European leaders will try to bring bitter foes Serbia and Kosovo back to the negotiating table at a regional summit in Berlin on Monday, hoping to reboot a dialogue over one of the Balkans' thorniest disputes.
German Chancellor Angela Merkel and French President Emmanuel Macron are hosting the neighbours, whose relationship has taken a turn for the worse in recent months, alongside other Western Balkans leaders and EU members Croatia and Slovenia.
The gathering will centre on the "stability of the region, with a particular focus on finding a way to relaunch the dialogue between Serbia and Kosovo," the French presidency said in a briefing ahead of the summit.
The Macron-Merkel initiative comes after EU-led talks between Serbia and Kosovo ground to a halt last year.
The nub of the dispute is Belgrade's denial of the independence of Kosovo, a former province that broke away in a bloody 1998-99 war.
The Brussels-led dialogue collapsed several months after talk of possible border changes between the neighbours, as a way to reach an accord, triggered a stinging backlash last summer.
Critics warned that redrawing the map would be a risky business in the fragile Balkans, a region still recovering from its 1990s wars.
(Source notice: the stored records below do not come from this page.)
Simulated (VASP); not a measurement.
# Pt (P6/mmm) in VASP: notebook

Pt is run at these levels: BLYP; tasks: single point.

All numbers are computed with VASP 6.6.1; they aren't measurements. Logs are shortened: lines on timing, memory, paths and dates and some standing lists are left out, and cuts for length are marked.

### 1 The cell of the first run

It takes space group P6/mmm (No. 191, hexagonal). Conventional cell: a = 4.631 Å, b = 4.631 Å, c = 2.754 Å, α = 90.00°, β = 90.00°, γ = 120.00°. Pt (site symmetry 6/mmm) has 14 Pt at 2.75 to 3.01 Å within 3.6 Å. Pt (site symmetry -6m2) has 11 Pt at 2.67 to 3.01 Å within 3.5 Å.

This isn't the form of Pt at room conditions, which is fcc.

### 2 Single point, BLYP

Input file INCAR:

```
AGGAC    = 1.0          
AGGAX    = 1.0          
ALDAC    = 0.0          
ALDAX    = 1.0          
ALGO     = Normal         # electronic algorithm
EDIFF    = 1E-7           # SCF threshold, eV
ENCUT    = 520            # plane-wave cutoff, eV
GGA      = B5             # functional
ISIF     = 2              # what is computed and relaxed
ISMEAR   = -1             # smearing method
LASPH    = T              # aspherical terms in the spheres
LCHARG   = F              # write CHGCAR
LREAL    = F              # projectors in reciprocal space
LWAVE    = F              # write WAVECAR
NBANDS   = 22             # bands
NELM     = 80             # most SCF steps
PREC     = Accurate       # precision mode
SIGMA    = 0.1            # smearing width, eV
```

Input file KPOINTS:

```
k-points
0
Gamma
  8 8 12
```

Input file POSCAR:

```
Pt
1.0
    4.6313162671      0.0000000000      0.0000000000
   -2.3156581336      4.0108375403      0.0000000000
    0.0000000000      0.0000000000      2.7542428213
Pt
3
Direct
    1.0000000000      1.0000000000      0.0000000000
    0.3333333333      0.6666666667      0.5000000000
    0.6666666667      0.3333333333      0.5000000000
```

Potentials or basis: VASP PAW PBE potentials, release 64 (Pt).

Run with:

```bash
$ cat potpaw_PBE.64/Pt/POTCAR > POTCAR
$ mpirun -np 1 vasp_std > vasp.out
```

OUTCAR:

Then came a series of diplomatic clashes between Pristina and Belgrade that deepened their hostility, in particular Kosovo's decision to levy a 100-percent tariff on Serbian goods in November.
A stalemate has ensued. Kosovo's Prime Minister says he will keep the tax until Belgrade shows openness to recognising independence, while Serbia says it will not talk until the tariff is removed.
Downplaying expectations for a major breakthrough on Monday, German government spokeswoman Ulrike Demmer said the summit is "primarily about an exchange of views." "How far we can get during the meeting is something that I cannot foretell," she added.
The French presidency also assured that the summit was not an effort to replace the European Commission-led process, whose future is uncertain as EU elections loom, but only to "promote exchanges".
As for whether the land-swap proposal would be discussed Monday, Demmer said Germany remains "sceptical about border changes as part of a solution, in so far as they could pose risks for the region." While the exact details of the plan have never been laid out, local media and analysts assume the land swap would see Kosovo's Serb-dominated north traded for a southern valley in Serbia that is mainly ethnic-Albanian, like the rest of Kosovo.
Washington and some EU officials appeared open to discussing such a deal, but Germany has been one of the clearest critics of any border changes, which many worry would further segregate the region along ethnic lines. Ahead of the Berlin summit, both Serbia and Kosovo took a cautious line.
"At this moment, I don't understand how and what to talk with Pristina about," Serbian President Aleksandar Vucic said last week during a visit to Beijing.
But he added that he has "always respected" Merkel and Macron and that was "sure they are smarter than me and will figure out something." In Kosovo, President Hashim Thaci said the summit "might open up opportunities, but it might be disappointing as well." While Thaci is in favour of revoking the tariff, his Prime Minister Ramush Haradinaj has been intransigent despite heavy EU and US pressure.
"No tax will be revoked either at this summit or at any other summit," Haradinaj reiterated last week.